Rofe and her husband, Felipe Donnelly, launched a weekly supper club in their Tribeca home a couple of years ago. Although Donnelly worked in advertising, not kitchens, the pair found enough success for the Department of Health to take notice—and ask them to close shop. At their new restaurant, Cómodo, they’re going legit.
The menu reflects Donnelly’s multicultural upbringing in Spain, Brazil, Mexico, and the U.S. To start, there are excellent little sliders ($11) made with pão de queijo (Brazilian-style cheese buns), a well-seasoned lamb sausage, and a side of chipotle-flavored dipping sauce. The buns have crisp shells and wonderful insides like cheesy dumplings, with the tooth-sticking smack of mochi. A raw kale salad ($9) garnished with fried kale is austere in comparison, tossed lightly in an avocado-based dressing, dusted all over with smoked chile powder.

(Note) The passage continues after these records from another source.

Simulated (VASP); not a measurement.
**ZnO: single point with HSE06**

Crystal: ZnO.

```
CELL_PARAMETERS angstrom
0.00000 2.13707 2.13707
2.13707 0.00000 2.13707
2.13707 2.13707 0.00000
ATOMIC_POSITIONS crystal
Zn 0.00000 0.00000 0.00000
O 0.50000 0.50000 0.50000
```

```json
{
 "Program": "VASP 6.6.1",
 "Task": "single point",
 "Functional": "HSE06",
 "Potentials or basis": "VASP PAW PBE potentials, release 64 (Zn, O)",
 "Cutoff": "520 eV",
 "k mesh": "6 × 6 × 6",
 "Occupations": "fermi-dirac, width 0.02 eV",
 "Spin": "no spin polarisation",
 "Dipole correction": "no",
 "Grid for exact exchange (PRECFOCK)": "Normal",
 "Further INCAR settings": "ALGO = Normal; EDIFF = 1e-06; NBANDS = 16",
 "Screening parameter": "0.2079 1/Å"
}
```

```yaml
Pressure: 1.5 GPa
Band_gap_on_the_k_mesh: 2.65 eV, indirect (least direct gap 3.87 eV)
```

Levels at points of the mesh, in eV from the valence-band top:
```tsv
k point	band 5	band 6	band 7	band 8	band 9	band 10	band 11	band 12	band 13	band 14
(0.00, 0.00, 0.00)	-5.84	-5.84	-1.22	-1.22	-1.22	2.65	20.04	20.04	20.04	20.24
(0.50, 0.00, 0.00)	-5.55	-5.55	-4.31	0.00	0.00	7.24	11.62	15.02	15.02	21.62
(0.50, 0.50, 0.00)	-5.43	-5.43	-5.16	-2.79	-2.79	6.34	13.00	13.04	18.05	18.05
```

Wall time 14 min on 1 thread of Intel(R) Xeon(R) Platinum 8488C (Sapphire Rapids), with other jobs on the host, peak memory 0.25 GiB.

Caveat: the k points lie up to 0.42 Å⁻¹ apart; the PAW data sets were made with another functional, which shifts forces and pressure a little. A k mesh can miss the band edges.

The strongest dishes at Cómodo are what you’d eat at home on a good night: a lovely bit of braised pork with garlicky greens, mushrooms, and mashed potatoes ($24), plated simply. A big heap of pasta dressed in a gorgeously creamy Bolognese ($24), dotted with soft poblano peppers. For dessert, there’s smoked ice cream ($11) on a thick, crumbly cookie that is sweetly reminiscent of the roasted marshmallows you must blow out before you eat. Although the bitter Parmesan crisp that accompanies this seems out of place, the food at Cómodo mostly comforts.
At 6:30 in the evening, waitstaff in the small, square dining room are lighting candles. It is quiet enough to hear a server snapping the leaves off flowers and putting them in water. But an hour later, and the dining room is full of guests speaking English, Spanish, Portuguese. Women with loose side braids and architectural jewelry greet one another with tight hugs and kisses. Men sit by the open window, watching women pass on MacDougal Street. The middle tables are often pushed together to accommodate a large, happy, noisy group that will get up to walk around or swap seats, just like a dinner party at home. Rofe chats with guests and opens bottles of wine, and Donnelly can be seen in the kitchen with a bandanna across his forehead, hustling.
Cómodo charms, but it stumbles, too. Dishes tend to repeat ingredients, like a young painter who has discovered a new color, still working through his fresh, almost pathological love. Donnelly seems particularly drawn to smoky ingredients like smoked chiles, but especially to smoked mozzarella, which appears cubed on a bed of quinoa and vegetables ($17), lacing a too-thick spring roll, thinly filled with hibiscus ($11), and accompanying a duck breast ($28). These repetitions of inessential, nonseasonal ingredients can lend dinner at Cómodo a rough, work-in-progress feel, but with heavy, Soho prices.
Techniques, such as frying, could also use a touch of finesse. Hot churros ($11) came with a delicious chocolate milk for dipping, but they were still raw inside, oozing unpleasantly with batter. On one evening, my party left them untouched on the plate. Our server, who had seemed to genuinely care, didn’t bother to ask why as she cleared the churros away.
If we’re lucky, Cómodo will figure out how to keep things personal but expand its repertoire. To refine technique and polish service. Of course, these things can take time. Meanwhile, a meal gives us a glimpse at New York’s post-supper-club culture, the aftermath of a trend that blew up a few years ago. Look around and it’s clear that something special can happen when amateurs follow their hearts into the world of professional restaurants—and it’s not just the dancing.